Dealogic league table roundup, May 16

Equity capital markets and debt capital markets both experience a surge in activity.

Equity capital markets
Activity in the Asian equity markets totalled $7 billion last week (Monday to Thursday) through 22 transactions, more than triple the $1.9 billion raised during the same period last week — marking the busiest level since the week of February 4 ($7.3 billion).

IPOs led the volume this week with $4 billion raised through six issues, up from just $321 million last week and the highest weekly level since December 5, 2011 ($5.7 billion).

The biggest deal this week was a $1.8 billion IPO for Sinopec Engineering (Group) through a consortium of 13 bookrunners in what is also the fourth-biggest IPO globally so far this year.

Asian Pay Television Trust’s $1.1 billion IPO also priced last week through Macquarie, J.P. Morgan, CIMB and DBS, and marks the second-biggest IPO from a Taiwanese issuer on record.

The third-largest deal this week was China Galaxy Securities’ $1.1 billion IPO through a consortium of 21 bookrunners. It is the second-biggest IPO from China so far this year and, with 21 bookrunners, the deal has the most number of bookrunners on a IPO on record, surpassing PICC’s $3.6 billion IPO priced in November 2012 with 17 bookrunners.

UBS tops the league table ranking with $7.7 billion, followed closely by Goldman Sachs and J.P. Morgan.

 

Debt capital markets
Eight issuers tapped the Asian G3 bond market for $7.6 billion last week, up on $6 billion raised during the previous week and stands as the third-biggest weekly volume on record.

Volume was pushed by Pertamina’s $3.3 billion trade through bookrunners Barclays, Citi and Royal Bank of Scotland in what is the biggest G3 deal from Southeast Asia on record and the third-biggest G3 trade in the region’s oil and gas sector on record. The deal has enabled Citi to jump to third place in the league table ranking.

Southeast Asian issuers have raised a record $24.7 billion in the G3 bond markets so far this year, up slightly on the $23.7 billion raised during the same period last year.

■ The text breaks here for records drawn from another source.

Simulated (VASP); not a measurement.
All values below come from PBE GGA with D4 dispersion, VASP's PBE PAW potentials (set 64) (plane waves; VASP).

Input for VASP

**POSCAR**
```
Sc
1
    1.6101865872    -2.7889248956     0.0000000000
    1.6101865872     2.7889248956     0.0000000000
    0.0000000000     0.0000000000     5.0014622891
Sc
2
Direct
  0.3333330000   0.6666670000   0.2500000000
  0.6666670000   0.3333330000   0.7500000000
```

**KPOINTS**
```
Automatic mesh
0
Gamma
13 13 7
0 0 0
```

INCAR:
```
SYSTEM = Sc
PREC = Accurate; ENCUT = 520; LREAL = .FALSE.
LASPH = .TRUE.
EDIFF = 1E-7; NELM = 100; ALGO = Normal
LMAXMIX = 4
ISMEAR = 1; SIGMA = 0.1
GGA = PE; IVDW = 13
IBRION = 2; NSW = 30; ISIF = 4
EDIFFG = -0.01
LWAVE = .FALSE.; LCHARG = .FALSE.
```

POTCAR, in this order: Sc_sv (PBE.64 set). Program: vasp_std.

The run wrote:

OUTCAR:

Another notable deal to price this week was a $2 billion bond for State Grid Overseas Investment (2013) through bookrunners HSBC, Goldman Sachs, Morgan Stanley, Bank of China, ICBC, J.P. Morgan, Citi, Deutsche Bank and UBS. The deal marks the seventh-largest G3 trade from a Chinese issuer on record and the second biggest utility and energy G3 trade in Asia ex-Japan on record.

HSBC leads the league table ranking with $10.4 billion in 2013 year-to-date, followed by Goldman Sachs and Citi, respectively.